Evers-Williams teaches leadership at UM
By KATIE HURST/ Lifestyles Editor
MONTEVALLO – Myrlie Evers-Williams was inside her Mississippi home with her three children in 1963 when she heard the gunshot ring out. As her children ran to get in the bathtub, as their father had taught them, Evers-Williams rushed to the front door to find her husband, civil rights leader Medgar Evers, lying at the door step with a bullet shot through his back.
Since that moment, Evers-Williams said she was often known simply as “the widow of Medgar Evers.”
On Feb. 22, Evers-Williams visited the University of Montevallo and spoke to a crowd in Palmer Auditorium on how her husband’s death spurred her to overcome her anger, discover her own self-worth and became a reluctant leader for a cause she believed in.
Evers-Williams was the keynote speaker for the university’s black history month celebration. Her speech was titled “Forging the Dream: Leadership by Action and not by Design” and focused on different styles of leadership. Evers-Williams urged the audience “not to be a leader of name or note, but because you believe in what is right and you believe in justice.”
She said became a reluctant leader as she fought for justice after her husband’s murder. After several trials, it was more than 30 years before Byron De La Beckwith was convicted of the crime.
“When you make a promise, you keep a promise,” she said. “I promised (Medgar) if something were to happen to him, like we knew it would, I would do all I could to see justice prevail. It was a promise I made and a promise I kept. If you believe in something you keep preserving until it happens otherwise you have nothing else within you.”
Evers-Williams moved beyond being the “widow of”, she said, and garnered her own national spotlight when she became the first woman elected chairman of the board of directors for the National Association for the Advancement of Colored People in 1995. She later ran for U.S. Congress in 1970, though she did not win her election.
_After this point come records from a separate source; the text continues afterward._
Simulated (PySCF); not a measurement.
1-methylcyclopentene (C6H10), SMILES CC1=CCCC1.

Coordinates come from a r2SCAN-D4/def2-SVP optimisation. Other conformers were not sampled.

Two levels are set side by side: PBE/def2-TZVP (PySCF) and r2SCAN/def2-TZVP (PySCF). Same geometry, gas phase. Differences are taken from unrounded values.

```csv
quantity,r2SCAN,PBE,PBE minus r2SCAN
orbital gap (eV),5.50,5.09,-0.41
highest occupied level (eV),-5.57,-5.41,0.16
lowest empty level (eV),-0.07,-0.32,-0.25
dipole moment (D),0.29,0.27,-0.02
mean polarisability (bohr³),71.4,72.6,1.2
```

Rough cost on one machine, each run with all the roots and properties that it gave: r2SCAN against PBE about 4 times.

“I’m not just a ‘widow of’, but I’m a person in my own way,” she said. “The important thing is to know within your own mind and heart who you are, have respect for that person and work in a way that others will too.”
Evers-Williams encouraged students to take on leadership roles, not for the sake of being leaders, but to change a cause they believe in.
“This world needs new leadership, better leadership,” she said. “Not those who demand the attention of the cameras all the time. You don’t have to have the cameras. You don’t have to have the mics to be leaders. You have to care and be informed about the issues to make your choices. We need people who care deeply. Each and every one of you can be a leader.”